AQLearn 2.7 / Pattern

Nested Aggregations (1)

Source lesson: AQLearn 2.7: Nested Aggregations (1). Tangible win: write any "aggregate of aggregates" metric using one fixed pipeline shape.

Purpose of this lesson

Have you ever tried to answer "what is the highest number of users among all cities of each country"?

You hit these pain points:

  1. The question has two aggregates stacked on top of each other and you cannot tell AQL "first count, then take the max".
  2. You try max(count(users.id)) or count(users.id) | max() and get errors or wrong numbers.
  3. You explain to a customer "we are taking the highest of the per-city counts", but you cannot point at the part of the query that says it.

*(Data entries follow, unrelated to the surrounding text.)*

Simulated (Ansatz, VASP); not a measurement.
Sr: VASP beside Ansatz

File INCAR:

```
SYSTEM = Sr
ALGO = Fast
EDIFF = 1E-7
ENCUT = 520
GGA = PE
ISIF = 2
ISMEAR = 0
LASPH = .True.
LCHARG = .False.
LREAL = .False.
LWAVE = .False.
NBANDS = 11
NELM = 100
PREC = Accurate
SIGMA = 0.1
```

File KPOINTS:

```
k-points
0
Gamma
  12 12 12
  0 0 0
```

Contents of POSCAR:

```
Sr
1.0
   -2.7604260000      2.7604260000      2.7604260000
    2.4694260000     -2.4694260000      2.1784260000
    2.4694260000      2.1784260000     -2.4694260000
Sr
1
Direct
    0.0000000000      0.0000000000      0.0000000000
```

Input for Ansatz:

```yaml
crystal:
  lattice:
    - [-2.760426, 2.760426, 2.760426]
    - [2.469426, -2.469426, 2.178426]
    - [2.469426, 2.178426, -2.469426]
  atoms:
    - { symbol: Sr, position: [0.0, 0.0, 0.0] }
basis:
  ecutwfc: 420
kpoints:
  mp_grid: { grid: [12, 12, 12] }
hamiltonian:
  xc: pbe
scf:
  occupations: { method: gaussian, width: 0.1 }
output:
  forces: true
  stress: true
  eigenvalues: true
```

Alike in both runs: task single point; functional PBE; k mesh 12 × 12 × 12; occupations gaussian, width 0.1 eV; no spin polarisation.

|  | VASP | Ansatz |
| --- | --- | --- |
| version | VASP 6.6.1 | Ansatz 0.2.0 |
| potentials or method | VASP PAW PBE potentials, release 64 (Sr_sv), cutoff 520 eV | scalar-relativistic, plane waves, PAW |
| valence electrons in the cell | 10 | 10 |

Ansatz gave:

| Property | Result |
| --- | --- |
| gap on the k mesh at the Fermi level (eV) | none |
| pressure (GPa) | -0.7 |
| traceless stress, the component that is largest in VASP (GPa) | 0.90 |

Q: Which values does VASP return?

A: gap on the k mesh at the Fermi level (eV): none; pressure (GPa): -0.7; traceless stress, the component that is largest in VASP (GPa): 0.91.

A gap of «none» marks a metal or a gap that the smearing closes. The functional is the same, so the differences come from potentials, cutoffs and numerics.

This lesson solves it: name the inner and outer parts of the question, then map them onto the fixed AQL shape group + select + outer aggregate. Same pattern works for highest, lowest, average, sum, and median of per-group values.

Why this matters for your mission: "average per X" and "top-of-something-per-something" questions are everywhere in presales. With this pattern, you stop guessing and write the right shape on first try.

Parse the question first

Pick a sentence with two aggregate words. Color the inner part one color and the outer part another:

"Highest number of users among all cities of each country."

LevelAggregate (verb)Dimension (what to group by)
Inner (blue)count of userscity
Outer (orange)max of the inner countscountry (set by the explore)

The fixed pipeline shape

metric my_metric =
  source_table
  | group(inner_dimension)
  | select(inner_aggregation)
  | outer_aggregate();
  1. source_table: the model that holds the rows you are counting (often the row source of the inner aggregate).
  2. group(inner_dimension): one row per inner group (city, month, customer, etc.).
  3. select(inner_aggregation): per-group value (count, sum, avg).
  4. outer_aggregate(): a scalar function that collapses those per-group values into one (max, avg, min, etc.). The explore dimensions partition this outer aggregate.

Visualize the two levels

Inner level (per inner_dimension) Source table users many user rows | group(inner dim) group(cities.id) one row per city | select(inner agg) select(count(users.id)) per-city user count Table [89, 103, 84, ...] one value per inner group Outer level (collapses inner table to a scalar) outer aggregate | max() highest among inner values Scalar one number per row of the explore feeds outer step
Inner level produces an intermediate Table (one value per inner group). The outer aggregate collapses that Table to one Scalar per row of the explore.

Worked example, step by step

Step 1: build the inner aggregation

metric my_metric =
  users
  | group(cities.id)
  | select(users | count(users.id))
;

explore {
  measures { my_metric }
}

Each result row currently holds a list of inner counts, one per city. With no outer dimension, all cities collapse into a single list.

Example output: [89, 88, 84, 97, 87, 95, 103, 101, 83, 91, 74] (the per-city counts).

Step 2: split the inner list by an outer dimension

Add an explore dimension so each row of the result holds only the per-city counts within that outer group.

explore {
  measures { my_metric }
  dimensions { countries.name }
}

Australia has two cities, so its row now holds two counts: [103, 89]. Vietnam holds [94, 83]. And so on.

Step 3: outer aggregate to collapse each inner list

metric my_metric =
  users
  | group(cities.id)
  | select(users | count(users.id))
  | max()
;

Now each row is one number. Australia: 103. Vietnam: 94. The original question is answered.

Step 4: swap the outer aggregate to change the question

Want "average per country" instead of "max per country"? Change max() to avg(). The shape of the metric stays the same.

... | select(users | count(users.id)) | avg();

Step 5: change the outer dimension to change the slice

Want "average per continent"? Keep the metric, change the explore dimension.

explore {
  measures { my_metric }
  dimensions { countries.continent_name }
}

The metric stayed the same. The explore did the rest.

SQL parallel

A subquery emits the inner table; the outer query aggregates again with the outer dimension as the partition.

select
  countries.name
  , max(per_city_count) as max_per_city_count
from (
  select
    countries.name
    , cities.id
    , count(users.id) as per_city_count
  from users
  left join cities on users.city_id = cities.id
  left join countries on cities.country_code = countries.code
  group by countries.name, cities.id
) t
group by countries.name

Reading shortcuts

"X per Y per Z"

Two "pers" means two levels. The innermost is the group() dimension. The outer is the explore dimension.

"Highest of, average of"

Any superlative or summary word over a count or average is an outer aggregate. Plug it in after select().

Dataset diagram

Inner group: cities.id. Outer dimension: countries.name or countries.continent_name. Source: users.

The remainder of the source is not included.